By switching up his top two scoring lines, Coach Paul Maurice seems to have found something.
The first unit of Eric Staal
, Ray Whitney and Chad LaRose
scored three goals at even strength last night – putting in a dominant performance at both ends of the ice that hasn’t been seen in this series since Zach Parise’s unit was so good for the Devils in the first three games.
“I can’t complain,” said Staal. “They’re two pretty good players who have a lot of quickness and speed, and they showed it tonight. We were on the puck pretty much the whole game.”
The Canes’ second goal in particular was a perfect example of what all three players bring to the table when they’re on their game. LaRose forced a turnover with his hustle and went straight to the net; Whitney corralled the puck and made a great no-look drop pass (“getting it to the big boy,” as he would surely say); Staal found the back of the net with a quick and powerful release. You really can’t draw it up much better than that.
As good as those three were together, and this may sound a little strange, but it might be wise to not get too attached to them. Besides the obvious factors of playing in your own building in front of your own crowd, home ice advantage has been important in this series due to the fact that the home team controls the individual match-ups.

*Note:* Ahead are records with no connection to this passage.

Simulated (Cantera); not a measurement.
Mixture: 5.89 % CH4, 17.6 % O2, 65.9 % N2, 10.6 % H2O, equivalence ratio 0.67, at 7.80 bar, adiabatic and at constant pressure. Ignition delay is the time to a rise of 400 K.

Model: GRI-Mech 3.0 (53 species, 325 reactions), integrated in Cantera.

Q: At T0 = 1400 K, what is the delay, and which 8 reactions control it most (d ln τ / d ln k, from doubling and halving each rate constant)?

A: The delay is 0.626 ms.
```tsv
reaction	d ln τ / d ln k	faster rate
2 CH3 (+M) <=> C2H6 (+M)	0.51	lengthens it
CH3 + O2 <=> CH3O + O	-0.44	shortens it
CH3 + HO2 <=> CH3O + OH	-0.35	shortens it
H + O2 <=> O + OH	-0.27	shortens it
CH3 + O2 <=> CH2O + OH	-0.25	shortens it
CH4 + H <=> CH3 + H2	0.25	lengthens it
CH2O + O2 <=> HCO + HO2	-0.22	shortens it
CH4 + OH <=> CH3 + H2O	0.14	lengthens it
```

That being said, Staal will likely go against the Devils’ John Madden in Tuesday’s Game 7, as he has in each game at the Prudential Center thus far. Given the way he played last night it may not matter, but it will certainly be a tougher defensive challenge.
If the game starts and Staal’s unit is limited, it will be up to the team’s other lines to step up. Although no other lines scored at even strength in Game 6, they also played well and Maurice has already said that there probably wouldn’t be adjustments prior to game time. However, he’s never been afraid to switch things up during games if he feels they aren’t working.
In a game that I expect will more closely resemble Game 5 than Game 6 on the score sheet, just one goal from another group would be huge. Amazingly, the players who currently make up the team’s second and third lines – Matt Cullen, Erik Cole, Tuomo Ruutu, Rod Brind’Amour, Sergei Samsonov and Patrick Eaves – have exactly zero goals between them, even with last night’s complete team effort.
This is where Maurice’s well-placed confidence in his team’s overall chemistry comes in. If Madden and company do the job for the Devils and no one from the aforementioned group breaks through, it may be too many eggs in one basket on a top line featuring the team’s three best offensive performers in this series, and there could be another change as the game goes on to spread things out.
You can’t necessarily plan on that, because if the Canes play the way they are capable of and get a repeat performance from last night, the current combinations will work just fine. If not, it’s nice to know that an on-the-fly change like the one that united Staal, Whitney and LaRose at the end of Game 5 can bring quick and favorable results.
In all the talk about the top three lines, I do want to make sure the fourth unit gets their due. When the Canes are completely healthy, Maurice has been using that group in this series more than he typically had during the regular season. In addition to their typical high-energy play, they role of providing relief for big minute players was very important last night.
“Bayda, Jokinen and Walker tonight were really good,” said Maurice after the game. “What it did is it bought time and energy. Their minutes weren’t high, but because of the intensity level – Staal’s line and Cullen’s line, they had been working – you could feel it on the bench that they needed that fourth line to play.”
Jokinen added a goal last night, although it came on the power play, where I feel he has excelled since joining the team, and not with his usual mates at even strength. Given what he has meant for the team, along with the unexpected production of Bayda (two goals) and Walker (two very good assists), it’s a luxury to have those players in that role.